Mind & Matter Leaders has been borne from Mind & Matter 2015, a conference looking at the application of mindfulness at work. That inaugural conference saw over 150 attendees from diverse organisations.
Ashridge Executive Education is Executive Education Partner for the event. Ashridge is consistently ranked and accredited as one of the world’s leading business schools.
Megan Reitz, Associate Professor at Ashridge Executive Education, says:
“We are delighted to partner with Mind and Matter to provide a forum where leaders can access and assess the latest research on mindfulness, exchange experiences and learn from those designing and evaluating organisational interventions. With such a sudden increase in interest in mindfulness, it becomes important that we robustly examine how mindfulness might be relevant to leaders, their organisations and society and to share what we know and what we still don’t know about the subject. This then enables us to make choices as to whether, and how to change our own practice and intervene in organisational systems.

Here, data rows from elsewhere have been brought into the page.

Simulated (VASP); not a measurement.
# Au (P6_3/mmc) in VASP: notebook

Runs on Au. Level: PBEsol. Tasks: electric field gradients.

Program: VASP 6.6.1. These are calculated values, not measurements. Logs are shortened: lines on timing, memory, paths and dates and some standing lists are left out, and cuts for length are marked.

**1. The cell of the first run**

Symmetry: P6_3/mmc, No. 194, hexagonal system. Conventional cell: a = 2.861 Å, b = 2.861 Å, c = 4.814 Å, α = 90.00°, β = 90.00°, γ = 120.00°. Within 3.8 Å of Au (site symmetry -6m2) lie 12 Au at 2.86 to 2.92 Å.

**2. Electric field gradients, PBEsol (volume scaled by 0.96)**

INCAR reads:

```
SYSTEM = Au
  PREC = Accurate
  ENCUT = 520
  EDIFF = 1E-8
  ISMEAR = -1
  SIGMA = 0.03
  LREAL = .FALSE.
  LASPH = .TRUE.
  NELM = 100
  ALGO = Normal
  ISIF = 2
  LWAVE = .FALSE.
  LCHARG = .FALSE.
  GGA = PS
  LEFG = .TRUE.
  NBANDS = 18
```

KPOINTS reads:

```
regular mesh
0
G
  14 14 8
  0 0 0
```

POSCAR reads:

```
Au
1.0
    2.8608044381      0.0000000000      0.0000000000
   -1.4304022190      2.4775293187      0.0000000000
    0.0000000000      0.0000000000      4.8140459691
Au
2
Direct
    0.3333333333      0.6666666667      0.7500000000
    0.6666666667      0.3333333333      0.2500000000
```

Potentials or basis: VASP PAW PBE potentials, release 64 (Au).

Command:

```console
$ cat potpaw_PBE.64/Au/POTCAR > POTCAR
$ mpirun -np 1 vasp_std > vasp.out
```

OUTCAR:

“There is a general consensus that leaders require new capacities to deal with the global challenges we face in the 21st century. Our volatile, uncertain, complex and ambiguous context emphasises the need for resilience, collaboration across boundaries and effectively making and learning from decisions.
“There is promising evidence that developing a practice of mindfulness can assist with these skills and this is one reason for the recent explosion of interest in the area from those practicing leadership and those helping to develop leaders.”